Friday, January 18, 2013

Stronger Legs Without a Barbell

Most bodybuilders and strength athletes would thing this is a heretical thing to say, but here it goes: I hate barbell squats. Yes, I know they work a gazillion muscles and build strength and burn fat and so on and so on. I've just always hated doing them. It may be partially a bio-mechanical thing, as I'm 6'3" with about a 36" inseam. Or I might just not like them.

It's been years since I've seen the inside of a gym, so it's been years since I've been anywhere near a barbell. And surprise... my legs haven't shrunken to toothpicks. Granted, I've always had fairly solid legs, which I owe to a lifelong love a very long hikes and walks. But I've found you can get very strong legs without ever having to step into a power rack. In fact, my own legs have gotten quite a bit stronger, bigger, and more muscular this year even though I hardly ever do weighted squats. How did I do it?

There are two major exercises I've added to my routines over the past several months, and I think they are the key factors to my improved leg strength.

The first is the Hindu Squat, which in recent years has been popularized by Matt Furey. This is essentially a very deep, bodyweight-only squat. It's excellent for not only strength but incredible endurance as well. The best written explanation I've found is on Fitness Black Book:

How to Do The Hindu Squat

  1. Start with your hands pulled into your chest and feet shoulder width apart.

  2. Squat down while keeping your back straight and bring your arms down behind you for balance.

  3. Unlike the Prisoner Squat, you are going to want to roll up onto the balls of your feet as you lower down. At the very bottom you will almost be up on your toes.

  4. At the bottom, swing your arms forward as you push up of your toes.

  5. Your arms will reach out in front of you as you approach the top. Once you reach the top, your heels should be touching the floor again and then you pull your hands back in towards your chest. At this point start the movement over.

  6. The breathing is important and different than other exercises. Exhale on the way down and inhale on the way up. Do this for each and every rep. The breathing is as important as the movement.

  7. Start with 20-30 reps and slowly work up to 500. Within time, you will want to do this for 500+ reps for 15 minutes straight. This is easier said than done…and is a serious cardio workout.
And here's a video of the Hindu Squat performed by Steve Maxwell:

I currently do Hindu Squats as part of my warm-up for Kettlebell training, and frequently do them on off days to stay limber. Hindu Squats have definitely improved my grappling, which isn't surprising as they have long been popular with Indian wrestlers.

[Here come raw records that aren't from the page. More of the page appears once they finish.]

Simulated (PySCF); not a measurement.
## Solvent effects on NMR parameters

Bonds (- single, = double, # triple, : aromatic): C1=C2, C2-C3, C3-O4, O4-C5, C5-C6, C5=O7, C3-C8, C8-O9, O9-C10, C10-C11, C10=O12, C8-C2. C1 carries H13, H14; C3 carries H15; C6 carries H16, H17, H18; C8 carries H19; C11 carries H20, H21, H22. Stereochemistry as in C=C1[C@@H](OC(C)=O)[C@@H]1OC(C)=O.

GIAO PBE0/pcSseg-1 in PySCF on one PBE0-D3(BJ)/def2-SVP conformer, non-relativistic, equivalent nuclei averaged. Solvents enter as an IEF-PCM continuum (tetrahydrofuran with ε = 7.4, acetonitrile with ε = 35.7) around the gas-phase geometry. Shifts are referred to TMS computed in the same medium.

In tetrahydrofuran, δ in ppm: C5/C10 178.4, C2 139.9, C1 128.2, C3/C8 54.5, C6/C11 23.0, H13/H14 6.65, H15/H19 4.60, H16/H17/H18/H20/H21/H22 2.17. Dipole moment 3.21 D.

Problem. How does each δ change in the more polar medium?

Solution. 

The second major exercise I've added to my routines that has helped to improve my  leg strength is the Long-Cycle Kettlebell Clean & Jerk. This is a fairly technical move, and is difficult to explain in writing, so I'll sit back and let Scott Sonnon do it for me via video:

While at first this might seem primarily like an overhead lift, a great deal of leg and hip work is involved. Just because you aren't squatting very deep for the Clean & Jerk doesn't mean your legs aren't getting a work-out. They are... trust me! The Clean & Jerk is very much a full-body exercise.

Like the Hindu Squat, Long-Cycle Kettlebell Clean & Jerk are great for improved athletic performance because they incorporate so much of the body and greatly improve both strength and conditioning.

To be honest, if you're looking to build enormous bodybuilder legs, you will definitely need to do more than these two exercises. But for those of you who are looking to build solid, functional strength in you legs, give Hindu Squats and Kettlebell Clean & Jerks a try!